MINISTER PROMISED COSY TAX DEALS TO U.S. GIANTS
As Osborne Google fury deepens...
A TREASURY minister has flown round the world to woo global corporations with promises of cosy arrangements with the taxman, it emerged last night. David Gauke, the third most senior figure in George Osborne’s department, told US firms that it was not up to politicians to decide what is a ‘fair amount’ of tax.
Just days after he appeared in the Commons to defend the controversial Google tax deal, it has emerged he spent thousands of pounds of public money travelling across the globe to ‘promote the UK tax system’.
The minister outlined how the international giants would be given VIP treatment by HM Revenue & Customs. He pledged that if their firm was large enough, the taxman would provide ‘relationship managers’ to help them avoid ‘expensive litigation’ over
tax disputes. And he told them the amount of tax that international companies pay should not be dictated by ‘what a group of politicians think is the “fair amount”.’

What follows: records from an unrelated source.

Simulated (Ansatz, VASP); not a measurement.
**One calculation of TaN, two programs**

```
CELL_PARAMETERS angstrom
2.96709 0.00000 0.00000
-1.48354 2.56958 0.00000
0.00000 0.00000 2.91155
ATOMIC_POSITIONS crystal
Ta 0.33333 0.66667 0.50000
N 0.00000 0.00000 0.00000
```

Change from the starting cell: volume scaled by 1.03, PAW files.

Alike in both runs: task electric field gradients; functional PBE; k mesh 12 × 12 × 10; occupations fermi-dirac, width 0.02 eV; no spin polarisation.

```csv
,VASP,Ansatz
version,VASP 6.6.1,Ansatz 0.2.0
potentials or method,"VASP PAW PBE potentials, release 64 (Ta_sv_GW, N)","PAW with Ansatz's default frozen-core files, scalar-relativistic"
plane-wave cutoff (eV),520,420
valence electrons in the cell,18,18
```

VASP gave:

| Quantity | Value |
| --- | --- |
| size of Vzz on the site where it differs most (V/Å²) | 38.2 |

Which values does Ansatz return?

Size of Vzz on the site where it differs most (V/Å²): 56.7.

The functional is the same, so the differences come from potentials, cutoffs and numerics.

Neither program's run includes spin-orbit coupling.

Mr Gauke declared: ‘ The UK government believes in a low corporation rate. We believe in a simple system that taxes profits in the UK. And we believe in good working relationships between companies and tax officials.’
In April 2013, he flew to an exclusive event in Los Angeles to say his government would welcome businesses ‘with open arms’ if they decide to come over.
A report issued by the Treasury days later as a brochure for overseas businesses advertised the UK’s ‘flexible and competitive rules for taxing the profits of multinationals’.
The comments come in the wake of controversy over the tax affairs of web firms Google and Facebook. Critics will ask why it was that large multinationals were offered such cosy deals with HMRC at a time when small businesses found it almost impossible to get through to it on the phone.
Google stands accused of paying an effective tax rate of just 3 per cent after it reached an agreement with HMRC to pay back just £130million to cover a decade of back taxes.
Yesterday George Osborne continued to claim he had presided over a ‘major success’. he told Sky News: ‘When I became Chancellor Google paid no tax. Now Google is paying tax and I have introduced a new thing called a diverted profits tax to make sure they pay tax in the future.’
Mr Gauke – who once said paying tradesmen cash in hand is ‘morally wrong’ – flew to far flung corners of the world on three different trips between 2013 and 2015.
each trip cost more than Facebook paid in British corporation tax in just one year. The overseas jaunts emerged as the American social networking website underlined its corporate might by posting annual revenues of £12.4billion for 2015.
But the latest filings show the company paid just £4,327 in UK corporation tax the previous year.
The figures will fuel anger over the tax arrangements of big multinational technology firms such as Facebook, Apple and Google, as well as Amazon, which met Mr Gauke to discuss tax as recently as September 2015.
In April 2013, the Treasury minister flew to Los Angeles and San Francisco, ‘to engage with American companies about the UK tax system’. The trip, which cost £5,736, took him to the heart of operations of both Google and Facebook. On April 10 he was the guest of honour at a breakfast meeting of the British American Business Council in Beverly hills, Los Angeles. It is not known which firms attended. Mr Gauke told delegates: ‘We are not a jurisdiction that offers “preferential special deals”. We are very competitive but it is on the basis of all taxpayers being equal under the law.
‘It is also important, however, that our tax administrators understand major taxpayers. So, for example, the largest 2,000 corporations in the UK have their own dedicated relationship managers at her Majesty’s Revenue and Customs.
‘These relationship managers support those organisations and help to ensure that their arrangements are compliant with UK law. It’s in everyone’s interests to have a strong working relationship that will ensure revenues are paid fully and that any disputes or queries can be played out quickly without expensive litigation.’
Mr Gauke also flew to San Francisco – as well as Washington DC and Seattle – last September ‘to promote foreign investment in the UK’, at a cost of £7,000. The minister carried out a range of other trips to ‘promote the UK tax system’, including one to Singapore and Japan, costing £5,481.
A Treasury source said: ‘This is a ridiculous and deliberate distortion of a speech David Gauke gave in 2013. he was very clearly telling US businesses that if they wanted to come to Britain, they had to play by the rules.
‘As he made clear then, we have put in place tax laws that are competitive but treat all taxpayers equally – and he specifically warned that multinationals could expect no special deals.’